Alerts and Observability in Azure Monitor with Terraform
Introduction
In today's cloud-centric environment, monitoring and observability are critical for maintaining the health and performance of applications and infrastructure. Azure Monitor provides a unified platform for monitoring your applications and services, enabling you to collect, analyze, and act on telemetry data from your Azure environment. A key component of Azure Monitor is action groups, which allow you to define a set of actions that are triggered when an alert is fired. This tutorial will guide you through setting up alerts and observability in Azure Monitor using Terraform, focusing on the azurerm_monitor_action_group, alert rules, and Log Analytics.

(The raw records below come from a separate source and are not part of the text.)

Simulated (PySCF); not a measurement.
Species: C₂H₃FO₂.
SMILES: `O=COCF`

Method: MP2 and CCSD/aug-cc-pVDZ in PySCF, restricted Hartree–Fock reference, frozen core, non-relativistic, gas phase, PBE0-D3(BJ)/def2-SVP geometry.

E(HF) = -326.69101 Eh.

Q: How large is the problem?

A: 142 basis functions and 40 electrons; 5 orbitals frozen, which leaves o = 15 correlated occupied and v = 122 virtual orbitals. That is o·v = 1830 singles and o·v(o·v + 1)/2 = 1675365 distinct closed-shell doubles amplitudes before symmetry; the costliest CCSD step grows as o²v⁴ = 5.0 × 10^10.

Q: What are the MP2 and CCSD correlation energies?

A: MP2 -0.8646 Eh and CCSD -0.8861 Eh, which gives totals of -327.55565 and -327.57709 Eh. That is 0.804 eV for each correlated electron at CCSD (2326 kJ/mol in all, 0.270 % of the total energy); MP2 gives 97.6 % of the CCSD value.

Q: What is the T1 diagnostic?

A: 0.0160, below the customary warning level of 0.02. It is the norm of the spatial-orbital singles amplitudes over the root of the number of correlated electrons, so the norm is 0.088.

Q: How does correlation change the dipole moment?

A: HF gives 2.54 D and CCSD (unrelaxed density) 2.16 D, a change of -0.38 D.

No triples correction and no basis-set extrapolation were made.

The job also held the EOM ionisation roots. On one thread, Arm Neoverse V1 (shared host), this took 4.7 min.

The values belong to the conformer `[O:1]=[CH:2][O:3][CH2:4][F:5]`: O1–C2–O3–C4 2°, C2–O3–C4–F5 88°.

The importance of Infrastructure as Code (IaC) cannot be understated. It allows developers and DevOps teams to automate the provisioning and management of infrastructure, reducing manual errors and increasing consistency. With Terraform, you can express your Azure infrastructure as code, making it easily reproducible and manageable.
Use Cases
- Proactive Monitoring: Automatically monitor application performance and resource utilization.
- Incident Response: Quickly notify team members of issues and trigger automated remediation actions.
- Centralized Logging: Save logs for analysis and compliance using Log Analytics.
Prerequisites
Before you start, ensure you have the following:
- Terraform CLI: Installed on your local machine. You can download it from Terraform's website.
- Azure Subscription: Create a free account if you don't have one at Azure Free Trial.
- Azure CLI: Installed for managing Azure resources from the command line. Installation instructions can be found here.
- Service Principal: Set up a service principal to authenticate Terraform with Azure. You can create one using the following command:
az ad sp create-for-rbac --role="Contributor" --scopes="/subscriptions/{your_subscription_id}"
Fundamental Concepts
Key Terminology
- Action Group: A collection of notification preferences and automated actions that can be triggered by alerts.
- Alert Rule: Defines the conditions under which an alert is fired, such as metric thresholds or log query results.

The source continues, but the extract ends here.